Findings of the GfK Consumer Climate study for Germany for October 2015
Nuremberg, 3-11-2015 — /EuropaWire/ — Consumer sentiment in Germany has once again dropped this month with the consumer climate falling slightly for the third time in a row. Following a value of 9.6 points in October, the overall indicator is forecasting 9.4 points for November. While the income expectations indicator remains unchanged from the previous month, economic expectations and willingness to buy have both suffered losses.
The consumer confidence witnessed in Germany in recent months is gradually waning. Meanwhile, like last month, economic expectations are decreasing significantly, seemingly as a result of the feelings created by the ongoing refugee crisis in particular. In contrast, willingness to buy has only experienced a slight downturn, while income expectations have stayed the same as the previous month.

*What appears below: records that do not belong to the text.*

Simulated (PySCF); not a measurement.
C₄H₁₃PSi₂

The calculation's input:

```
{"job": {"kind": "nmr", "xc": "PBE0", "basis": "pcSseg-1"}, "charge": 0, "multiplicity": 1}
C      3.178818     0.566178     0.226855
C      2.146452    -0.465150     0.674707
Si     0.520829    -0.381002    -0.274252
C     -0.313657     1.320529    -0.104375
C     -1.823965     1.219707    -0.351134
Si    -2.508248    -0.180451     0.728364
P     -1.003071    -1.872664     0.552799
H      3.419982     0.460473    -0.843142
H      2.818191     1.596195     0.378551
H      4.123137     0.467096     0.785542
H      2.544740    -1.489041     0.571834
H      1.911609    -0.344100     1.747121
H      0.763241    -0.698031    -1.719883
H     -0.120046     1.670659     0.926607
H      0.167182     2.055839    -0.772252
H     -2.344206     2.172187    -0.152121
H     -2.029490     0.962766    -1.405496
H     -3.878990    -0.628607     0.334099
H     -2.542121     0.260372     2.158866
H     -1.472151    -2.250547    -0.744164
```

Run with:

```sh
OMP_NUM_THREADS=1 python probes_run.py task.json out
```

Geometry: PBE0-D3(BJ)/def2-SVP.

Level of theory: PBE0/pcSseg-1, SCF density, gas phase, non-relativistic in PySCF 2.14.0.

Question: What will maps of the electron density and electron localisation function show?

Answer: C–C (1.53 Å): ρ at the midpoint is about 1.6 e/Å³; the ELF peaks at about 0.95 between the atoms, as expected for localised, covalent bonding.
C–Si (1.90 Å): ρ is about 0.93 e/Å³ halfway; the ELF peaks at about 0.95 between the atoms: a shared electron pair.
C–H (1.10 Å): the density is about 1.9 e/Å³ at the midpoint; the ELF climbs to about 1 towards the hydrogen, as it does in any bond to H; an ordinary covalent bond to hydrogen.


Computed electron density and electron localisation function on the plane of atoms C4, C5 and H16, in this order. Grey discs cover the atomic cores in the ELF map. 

Economic expectations decline for the fifth time in a row
The economic concerns of German citizens grew in October with the indicator dropping for the fifth consecutive time. Although the decline of 9.3 points is slightly less pronounced than in September (-10.2 points), at -2.9 points consumer expectations have slid to below zero for the first time since May 2013. This means that they have dwindled to beneath their long-term average.
The downward trend in the economic outlook goes hand in hand with the concern felt by many German citizens that the situation in the labor market will worsen in the coming months. For example, while in October around 44 percent of respondents stated that they believe unemployment will rise or rise significantly over the next few months, in July this figure stood at just 22 percent. In contrast, only 10 percent expect unemployment to fall (July 2015: 25 percent).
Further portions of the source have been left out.